1,000,000 engineers in a room.

Outside of them all being engineers, there will likely be nothing else that all 1,000,000 have in common.

This is how software is made today, find a job that has a problem and create software that makes things better. So far it has worked great for many companies. The problem is now scale.

My day job involves talking to people about their software usage, and it’s crazy how many times it comes up that SOLIDWORKS has pissed them off due to not working on an issue they are having. I don’t even believe it is something SOLIDWORKS doesn’t care about, it’s just their scale prevents it. If 10 people care about an issue, but 10,000 care about plenty of others, sorry the 10,000 win. With millions of users, the software improvement becomes democratic. Those with fringe needs don’t get met.

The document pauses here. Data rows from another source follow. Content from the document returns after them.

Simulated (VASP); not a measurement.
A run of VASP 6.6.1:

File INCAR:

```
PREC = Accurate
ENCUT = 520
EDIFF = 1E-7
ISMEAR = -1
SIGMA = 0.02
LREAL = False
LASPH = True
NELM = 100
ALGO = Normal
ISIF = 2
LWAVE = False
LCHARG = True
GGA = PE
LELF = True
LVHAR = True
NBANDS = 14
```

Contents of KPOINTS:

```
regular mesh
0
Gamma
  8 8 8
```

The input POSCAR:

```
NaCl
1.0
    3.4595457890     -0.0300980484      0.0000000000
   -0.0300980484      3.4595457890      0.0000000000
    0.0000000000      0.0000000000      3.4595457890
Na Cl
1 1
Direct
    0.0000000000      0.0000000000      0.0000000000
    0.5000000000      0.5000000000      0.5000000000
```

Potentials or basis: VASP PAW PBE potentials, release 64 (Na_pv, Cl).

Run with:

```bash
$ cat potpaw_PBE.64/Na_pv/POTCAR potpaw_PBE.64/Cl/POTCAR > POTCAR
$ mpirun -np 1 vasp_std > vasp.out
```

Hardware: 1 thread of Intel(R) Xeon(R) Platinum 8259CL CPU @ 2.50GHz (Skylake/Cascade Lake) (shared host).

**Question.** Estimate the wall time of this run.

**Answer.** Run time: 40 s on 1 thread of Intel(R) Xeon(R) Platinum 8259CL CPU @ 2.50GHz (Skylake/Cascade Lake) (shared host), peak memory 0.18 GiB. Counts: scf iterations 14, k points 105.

While thinking to yourself, well 10,000 people happy and 10 angry isn’t such a big deal, but understand this is a long tail problem. The number of issues that has 10 people that didn’t get resolved is significantly larger than the ones that have 10,000 people. In all likelihood, it could be you’re pissing off more people than making happy.

How can a company resolve this?

Staying small isn’t always in the cards for every company, but there is a likely a critical mass, where it’s time to split your software into tools for new “subgroups” within your audience. Craft new features for them. Deal with problems for them as they arise. If you’re serving 1,000,000 perhaps it’s time for 10 “flavors” of your product serving 100,000 people. Or 100 “flavors” each serving around 10,000 people. Or some mix. If you pick based on the work they are doing, some “flavors” may have 100,000 and some may have 10,000.

The point is for each “flavor”, you then need a product manager, and a developer or two. That’s a small investment if split over enough people. Well worth the payback if your customers start loving the product(s) again.